Most know the dangers climate change poses to both our present and future, but I will give a refresher. We are already experiencing its impacts. Climate change exacerbated the drought in the Middle East that partly caused the Syrian Civil War, increased the frequency of the wildfires that ravaged California in the fall and one intergovernmental report found that climate change caused 400,000 premature deaths every year.
That is just the tip of the proverbial (melting) iceberg. The Paris climate accord’s urged governments to collaborate to keep long-term global warming below 1.5 degrees Celsius, but reaching that goal is becoming a pipe dream. With 2 degrees Celsius of warming (the Paris climate accord’s catastrophe threshold), 98 percent of coral reefs will die, sea levels will rise by approximately 50 centimeters (displacing more than a billion people by 2060), the Mediterranean region will have 17 percent less freshwater available and heat waves could increase. But now, 2 degrees of warming is looking like a relatively positive outcome.

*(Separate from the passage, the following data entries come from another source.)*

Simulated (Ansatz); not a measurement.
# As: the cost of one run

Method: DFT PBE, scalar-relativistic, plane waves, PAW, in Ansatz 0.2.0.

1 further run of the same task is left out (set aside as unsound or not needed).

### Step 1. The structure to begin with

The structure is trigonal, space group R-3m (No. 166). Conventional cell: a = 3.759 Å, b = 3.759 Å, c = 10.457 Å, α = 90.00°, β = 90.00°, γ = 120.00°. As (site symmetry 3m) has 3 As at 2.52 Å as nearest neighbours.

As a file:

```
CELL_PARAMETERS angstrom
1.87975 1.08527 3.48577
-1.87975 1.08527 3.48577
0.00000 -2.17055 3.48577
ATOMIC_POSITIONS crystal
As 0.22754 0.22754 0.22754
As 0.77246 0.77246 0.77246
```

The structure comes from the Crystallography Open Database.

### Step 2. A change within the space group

Pledging to get to these thresholds is meaningless without actually taking action. Right now we are more on course for long-term warming in the range of 3.1 to 3.7 degrees Celsius, according to Climate Action Tracker. There are few estimates that translate these predictions into direct loss of human life, but if we are experiencing 400,000 premature deaths with barely 1 degree of warming, nearly 4 degrees will be Armageddon.
That all of these outcomes are rough estimates is part of the problem. Climate change will bring about continuous, unpredictable and dangerous change — a complete loss of normality for the rest of our and our children’s lives. And all of these impacts have and will continue to disproportionately impact people of color, low income and working class communities, women, LGBTQ individuals and indigenous communities.
These global challenges are so daunting that it is hard to know how to start trying to fight them. This Friday’s Global Climate Strike may be the last, best chance we have to broadcast student voices around climate action.
The Global Climate Strike is being led by high school students around the world. This wave of activism began with Greta Thunberg, a 16-year-old Swedish activist, who has skipped school every Friday since August to demand the Swedish Parliament uphold its commitments to the Paris agreement. Her movement has spread around the world, and tens of thousands of students will be walking out of classes on Friday to protest global leaders’ failure to adequately address climate change.
It is important that everyone walks out of class on Friday at 11:11 a.m., comes to the subsequent rally at 12 p.m. on the Diag, and to the march at 1 p.m. because climate organizing of this magnitude does not happen often. The last march of this size was in 2015, when more than 600,000 people took to the streets in 175 countries around the world to push for a strong Paris agreement. If we wait another four years before making our voices heard, it will be too late. The most recent Intergovernmental Panel on Climate Change report called for dramatic reductions in greenhouse gas emissions by 2030. We simply cannot afford to wait another four years.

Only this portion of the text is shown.